I may have the odd identity crisis every now and then, but today I know who I am.
I am mother - three times over. A proud mother I may add.
I have raised three children- now adults and parents themselves.
Funnily enough I still see them as children, but do acknowledge their adulthood at the same time.
Thirty-nine years ago I gave birth to number two child- a son.
What a darling baby he was too. So easy to care for. A gentle natured baby who's babyhood went like a dream. If it had been possible I would have ordered 4 more just like him - I thought at the time! Don't get me wrong, I am totally satisfied and thrilled with the children I had and wouldn't swap them for anything- just something mothers say sometimes, isn't it?
Not that we didn't have the odd worry. Adenoids a problem right from the word go, Rheumatic fever, accidents galore. He was quite the stitched up teddy bear. Somehow always managing to be in that 'wrong place' at the 'right?' time.
As far as his nature is concerned, he carries my dad's gene. Gentle and fair but firm, loving, generous and cares for others in an unselfish way. That's how I see him.
As a child he didn't have many wants or demands. His birthday list would contain things like, colour pencils, marbles, a comic. On the whole a contented child. Not a saint, he did have his moments but he quickly re-found his balance.
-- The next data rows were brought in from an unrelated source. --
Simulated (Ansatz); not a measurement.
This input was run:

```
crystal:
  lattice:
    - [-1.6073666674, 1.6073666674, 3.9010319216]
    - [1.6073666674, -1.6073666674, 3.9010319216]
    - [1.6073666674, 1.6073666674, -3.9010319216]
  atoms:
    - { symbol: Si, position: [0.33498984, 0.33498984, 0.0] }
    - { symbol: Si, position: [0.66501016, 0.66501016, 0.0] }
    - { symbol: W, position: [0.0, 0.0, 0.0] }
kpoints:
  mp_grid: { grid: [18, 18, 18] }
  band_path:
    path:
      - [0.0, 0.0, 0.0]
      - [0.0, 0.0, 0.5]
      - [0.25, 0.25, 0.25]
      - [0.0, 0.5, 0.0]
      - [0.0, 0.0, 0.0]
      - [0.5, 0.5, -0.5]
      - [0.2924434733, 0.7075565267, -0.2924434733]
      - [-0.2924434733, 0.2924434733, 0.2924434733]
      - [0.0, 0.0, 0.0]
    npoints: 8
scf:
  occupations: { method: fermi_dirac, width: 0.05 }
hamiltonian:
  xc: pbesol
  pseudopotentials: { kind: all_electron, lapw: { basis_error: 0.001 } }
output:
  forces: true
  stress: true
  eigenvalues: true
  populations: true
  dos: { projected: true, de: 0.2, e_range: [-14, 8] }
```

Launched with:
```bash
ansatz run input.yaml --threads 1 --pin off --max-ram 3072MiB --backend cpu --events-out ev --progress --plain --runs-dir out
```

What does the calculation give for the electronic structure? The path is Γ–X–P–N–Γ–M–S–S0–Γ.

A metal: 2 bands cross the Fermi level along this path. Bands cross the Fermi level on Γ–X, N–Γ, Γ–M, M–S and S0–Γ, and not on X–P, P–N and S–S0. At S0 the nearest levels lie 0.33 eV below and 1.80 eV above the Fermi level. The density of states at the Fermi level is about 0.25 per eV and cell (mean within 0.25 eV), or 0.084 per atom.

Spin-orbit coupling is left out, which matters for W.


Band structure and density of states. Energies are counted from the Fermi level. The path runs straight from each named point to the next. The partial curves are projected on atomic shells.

Today I am totally immersed in memories of my son- his birth, childhood and growing up. He lives a world away- but is present in my heart. I experienced the odd ache because of the distance, I smile at the memories and I swell with pride at having had the privilege of raising him.
We chatted this morning, I have a cake in the oven for tonight when my discussion group friends come over for our weekly gathering. He deserves my time and attention- especially today, Mother and Son day!